A Suitable Boy

I started to watch this show literally just after finishing the book. There’s certain school of criticism that wants to judge adaptation on its own merit, without any connection to source material. I think more people started subscribe to it as a backlash to common attitude of book readers who see adaptation criticism only in terms of nitpicking what is different and what is missing. Maybe my review could be dismissed as such nitpicking, but I don’t think I can disentangle my impressions from what I knew about the book.

There’s more cheritable reading of such nitpicking, at least in certain cases. People who know source material can more clearly notice all the gaps and plot holes in the narrative. There’s also issue with strength of different media. Literature inherently has easier time with internal aspects. We can know what people feel and think more easily. Of course it can be argued that cinematography have techniques, like proper shot at the face and good acting, soundtrack and so on. It can give amazing results, but simply not possible to convey that way everything, especially from huge book like this.

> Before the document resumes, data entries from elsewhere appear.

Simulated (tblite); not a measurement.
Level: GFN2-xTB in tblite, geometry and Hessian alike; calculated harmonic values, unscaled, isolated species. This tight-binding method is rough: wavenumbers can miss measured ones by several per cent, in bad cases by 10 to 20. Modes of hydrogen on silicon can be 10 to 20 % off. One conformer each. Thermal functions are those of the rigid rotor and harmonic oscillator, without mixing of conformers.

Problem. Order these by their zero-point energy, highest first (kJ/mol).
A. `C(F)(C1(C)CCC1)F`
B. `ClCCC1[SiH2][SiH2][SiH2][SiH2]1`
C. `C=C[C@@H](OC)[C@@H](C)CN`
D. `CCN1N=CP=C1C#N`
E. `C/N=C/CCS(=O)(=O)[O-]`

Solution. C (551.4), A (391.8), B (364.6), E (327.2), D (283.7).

Personally I treat this series as sort of nice illustration for the book. There’s really a lot of things cropped and without reading the book I feel that many storylines didn’t carry same weight. I don’t really want to convey that I discourage watching the series, but I recommend doing it like me, after the book and with open mind. I missed that family trees were smaller, especially Chatterjees that I enjoyed a lot. Besides what’s missing, there were things slightly, but significantly different. First thing, during short romance with Kabir, they kissed publicly so much that it threw me out of belief in the setting. As many Indians pointed out, it wouldn’t be realistic even in modern India.

I complained about this show, but in fact I really enjoyed watching it. I would recommend to watch it as companion to reading the book.